The previous two months have been one of the busiest on record, with us selling holdings that had reached close to their fair values, and switching out to companies which were far more attractively priced.

The upcoming 2016 will be an exciting one. We have one last interview with a well known fund manager based in Singapore that will be released shortly (as time permits!) this month.

An exciting partnership is also in the works, and more details will be disclosed soon.

One new segment of the site will be journal entries which are curated from my own investment records. They will normally be embargoed for anywhere up to 2 months before I release them on the site.

The plan is that they will give some time for us to digest the events of that day in a more objective manner. The content has been preserved as it was written, and only some minor editing will be planned to correct any grammatical errors.


Investment Journal Entry Dated 26/12/2015

It’s Christmas Eve and I find myself reminiscing about the current state of affairs. It’s been almost six years since I started investing. How time flies!

I am grateful that I had a good start getting a solid foundation. Unwittingly, I started at a great time, and mistakes have been kept to a minimum by following some basic principles that I have never deviated from:

  1. Focusing on the ability of a business to generate sustained free cash flow
  2. Conservative balance sheets and management
  3. The alignment of interests between management and shareholders

There is I think a distinction to be made from the success of a business, and the success of minority investors. Many great businesses have turned out to be terrible investments. Likewise, distressed businesses can turn out to be great investments – albeit at the right price.

The key in my view, is to be selective.

Our small size allows us an invest-able universe of over ten thousand stocks. As Richard Branson said, business opportunities are like buses, there is always another one around the corner.
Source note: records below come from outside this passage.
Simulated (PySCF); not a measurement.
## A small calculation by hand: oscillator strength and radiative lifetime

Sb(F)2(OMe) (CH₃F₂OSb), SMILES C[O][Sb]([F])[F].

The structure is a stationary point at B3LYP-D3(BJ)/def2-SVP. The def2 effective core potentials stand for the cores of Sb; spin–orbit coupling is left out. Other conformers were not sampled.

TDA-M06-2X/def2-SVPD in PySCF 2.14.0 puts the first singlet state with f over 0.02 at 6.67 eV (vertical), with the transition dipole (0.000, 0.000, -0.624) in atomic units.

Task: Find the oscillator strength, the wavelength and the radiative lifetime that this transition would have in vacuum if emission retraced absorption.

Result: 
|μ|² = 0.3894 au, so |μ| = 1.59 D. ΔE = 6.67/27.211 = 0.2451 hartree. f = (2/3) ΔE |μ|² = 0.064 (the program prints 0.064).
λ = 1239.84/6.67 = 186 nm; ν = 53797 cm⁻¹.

Acting in such a manner requires a calculated emotional detachment from it. At every point of time, emotions threaten to overwhelm our logic and reasoning. Knowing what to do does not mean one can do it when the time comes.

Investment opportunities are most abundant in stocks which investors are the most emotional, and have strong vested views in.

Take for example the rise and fall of SingPost this past 5 years. It’s share price had declined from $1.20 to close $1.00, before advancing to an all time high of $2.12.

Sentiment turned negative upon learning that the CEO spearheading its transformation had left, and of corporate governance problems, leading a decline back down to $1.60.

One must express great scepticism that the share price accurately reflects the business reality, as the core business of the company – a monopoly on delivering mail in Singapore has not been eroded.

These mis-pricings create an opportunity for investors to profit – if we can remain rational and cool headed.

Such opportunities are rare, and we must remain selective in our criteria.